* [PATCH v2] memory: Fix qemu crash on starting dirty log twice with stopped VM
@ 2022-02-07 12:30 Peter Xu
2022-02-08 11:15 ` Paolo Bonzini
0 siblings, 1 reply; 2+ messages in thread
From: Peter Xu @ 2022-02-07 12:30 UTC (permalink / raw)
To: qemu-devel
Cc: Juan Quintela, David Hildenbrand, Hyman Huang,
Dr . David Alan Gilbert, peterx, Philippe Mathieu-Daudé,
Leonardo Bras Soares Passos, Paolo Bonzini
QEMU can now easily crash with two continuous migration carried out:
(qemu) migrate -d exec:cat>out
(qemu) migrate_cancel
(qemu) migrate -d exec:cat>out
[crash] ../softmmu/memory.c:2782: memory_global_dirty_log_start: Assertion
`!(global_dirty_tracking & flags)' failed.
It's because memory API provides a way to postpone dirty log stop if the VM is
stopped, and that'll be re-done until the next VM start. It was added in 2017
with commit 1931076077 ("migration: optimize the downtime", 2017-08-01).
However the recent work on allowing dirty tracking to be bitmask broke it,
which is commit 63b41db4bc ("memory: make global_dirty_tracking a bitmask",
2021-11-01).
The fix proposed in this patch contains two things:
(1) Instead of passing over the flags to postpone stop dirty track, we add a
global variable (along with current vmstate_change variable) to record
what flags to stop dirty tracking.
(2) When start dirty tracking, instead if remove the vmstate hook directly,
we also execute the postponed stop process so that we make sure all the
starts and stops will be paired.
This procedure is overlooked in the bitmask-ify work in 2021.
Cc: Hyman Huang <huangy81@chinatelecom.cn>
Bugzilla: https://bugzilla.redhat.com/show_bug.cgi?id=2044818
Fixes: 63b41db4bc ("memory: make global_dirty_tracking a bitmask")

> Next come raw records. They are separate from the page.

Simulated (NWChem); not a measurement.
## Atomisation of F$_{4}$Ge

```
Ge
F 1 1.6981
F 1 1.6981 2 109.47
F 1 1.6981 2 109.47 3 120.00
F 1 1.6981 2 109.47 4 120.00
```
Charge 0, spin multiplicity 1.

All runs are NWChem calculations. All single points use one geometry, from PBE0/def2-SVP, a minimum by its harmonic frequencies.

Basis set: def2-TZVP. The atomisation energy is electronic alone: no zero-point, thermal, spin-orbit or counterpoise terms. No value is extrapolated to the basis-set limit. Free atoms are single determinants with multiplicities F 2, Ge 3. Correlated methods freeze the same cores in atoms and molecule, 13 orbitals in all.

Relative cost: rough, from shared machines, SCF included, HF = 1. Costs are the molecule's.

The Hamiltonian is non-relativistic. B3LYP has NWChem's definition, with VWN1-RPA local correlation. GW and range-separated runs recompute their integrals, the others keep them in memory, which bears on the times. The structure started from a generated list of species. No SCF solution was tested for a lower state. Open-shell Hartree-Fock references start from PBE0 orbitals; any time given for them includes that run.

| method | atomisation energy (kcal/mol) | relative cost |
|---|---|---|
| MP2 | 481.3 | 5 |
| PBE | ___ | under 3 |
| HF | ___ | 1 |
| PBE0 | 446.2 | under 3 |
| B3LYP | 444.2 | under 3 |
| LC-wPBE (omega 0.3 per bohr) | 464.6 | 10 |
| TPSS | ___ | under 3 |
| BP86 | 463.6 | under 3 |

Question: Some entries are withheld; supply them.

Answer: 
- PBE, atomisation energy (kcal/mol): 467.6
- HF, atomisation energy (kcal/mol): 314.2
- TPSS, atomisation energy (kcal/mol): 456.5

Signed-off-by: Peter Xu <peterx@redhat.com>
---
softmmu/memory.c | 61 +++++++++++++++++++++++++++++++++++-------------
1 file changed, 45 insertions(+), 16 deletions(-)
diff --git a/softmmu/memory.c b/softmmu/memory.c
index 678dc62f06..8060c6de78 100644
--- a/softmmu/memory.c
+++ b/softmmu/memory.c
@@ -2790,19 +2790,32 @@ void memory_global_after_dirty_log_sync(void)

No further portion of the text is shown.